CS 062, Lecture 38

Hash Tables

Analysis

We can measure the performance of various hashing schemes with respect to the "load factor" of the table.

The load factor of a table is defined as a = (number of elts in table) / (size of table)

a = 1 means the table is full, a = 0 means it is empty.

Larger values of a lead to more collisions.

(Note that with external chaining, it is possible to have a > 1).

The following table summarizes the performance of our collision resolution techniques in searching for an element. The value in each slot represents the average number of compares necessary for the search. The first column represents the number of compares if the search is ultimately unsuccessful, while the second represents the case when the item is found:

**Complexity of hashing operations when table has load factor a**
Strategy	Unsuccessful	Successful
Linear rehashing	1/2 (1+ 1/(1-a)²)	1/2 (1+ 1/(1-a))
Double hashing	1/(1-a)	- (1/a) x log(1-a)
External hashing	a+e^a	1 + 1/2 a

The main point to note is that the time for linear rehashing goes up dramatically as a approaches 1.

Double hashing is similar, but not so bad, whereas external increases not very rapidly at all (linearly).

In particular, if a = .9, we get

**Complexity of hashing operations when table has load factor .9**
Strategy	Unsuccessful	Successful
Linear rehashing	55	11/2
Double hashing	10	~ 4
External hashing	3	1.45

The differences become greater with heavier loading.

The space requirements (in words of memory) are roughly the same for both techniques:

TableSize + n (Objectsize) --- open addressing
TableSize + n (Objectsize + 1) --- external chaining

but external chaining is happier with smaller table (i.e., higher loading factor)

General rule of thumb: small elts, small load factor, use open addressing.

If large elts then external chaining gives good performance at a small cost in space.

Dictionaries

A dictionary or table represents a way of looking up items via key-value associations. The key difference between a map and a dictionary is that a dictionary may have multiple entries with the same key.

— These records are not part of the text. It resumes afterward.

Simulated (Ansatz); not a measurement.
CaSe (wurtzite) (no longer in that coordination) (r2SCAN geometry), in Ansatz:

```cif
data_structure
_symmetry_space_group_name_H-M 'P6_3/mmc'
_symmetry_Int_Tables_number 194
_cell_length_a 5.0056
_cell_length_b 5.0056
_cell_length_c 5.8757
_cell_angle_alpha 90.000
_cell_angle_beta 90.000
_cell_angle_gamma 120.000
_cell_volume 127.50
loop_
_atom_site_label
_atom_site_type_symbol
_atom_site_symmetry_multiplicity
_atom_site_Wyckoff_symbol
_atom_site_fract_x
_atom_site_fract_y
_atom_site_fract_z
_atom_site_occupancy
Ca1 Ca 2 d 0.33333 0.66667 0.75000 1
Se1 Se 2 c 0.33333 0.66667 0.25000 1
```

public interface Dictionary<K,V> {

  /** Returns the number of entries in the dictionary. */
  public int size();

  /** Returns whether the dictionary is empty. */
  public boolean isEmpty();

  /** Returns an entry containing the given key, or null if
   * no such entry exists. */
  public Entry<K,V> find(K key) 	
    throws InvalidKeyException;

  /** Returns an iterator containing all the entries containing the
   * given key, or an empty iterator if no such entries exist. */
  public Iterable<Entry<K,V>> findAll(K key) 
    throws InvalidKeyException;

  /** Inserts an item into the dictionary.  Returns the newly created
   * entry. */
  public Entry<K,V> insert(K key, V value)  
    throws InvalidKeyException;

  /** Removes and returns the given entry from the dictionary. */
  public Entry<K,V> remove(Entry<K,V> e) 		
    throws InvalidEntryException;

  /** Returns an iterator containing all the entries in the dictionary. */
  public Iterable<Entry<K,V>> entries(); 
}

Hash tables make all of these operations simple except entries() as you will need to search through the whole table to find the non-null entries. Therefore O(N) where N is the size of the table. All others should be O(1), but can be as bad as O(n) if you have a bad hash code.

Binary search trees

Discussed binary search trees earlier.

Definition: A binary tree is a binary search tree iff it is empty or if the value of every node is both greater than or equal to every value in its left subtree and less than or equal to every value in its right subtree.

Innterestingly, it will simplify a number of algorithms if we represent binary search trees where all external nodes hold null. Thus an empty binary search tree has null at the root.

Searching a binary tree is straightforward. See the code in BinarySearchTree. See the protected method treeSearch, which is used to find, insert, and remove elements of the binary search tree. Notice that find and insert have complexity proportional to the height of the tree, which may be as good as log n or as bad as n, where n is the number of elements in the tree.

Removing an element from a tree is a bit tricky. Removal algorithm depends on algorithm removeExternal(v) where v is an external node (with a null value). The algorithm remove v and its parent and replaces the parent by v's sibling (which might be null).

Removing an element in node w is done by cases:

If the one of the children of w is an external node, z, then remove w and z by removeExternal(z).
If neither are external then
1. Find the successor, z, of w in the tree, and replace w by z. Note that z has no left child, so remove it using removeExternal(x). Can find the successor of w by first going to the right subtree of w and then moving to the left until hit an external node, x, which remove as above.

This is all fine except that tree may become unbalanced and complexity may increase to O(n) rather than O(log n), so we next investigate ways of keeping trees mainly balanced.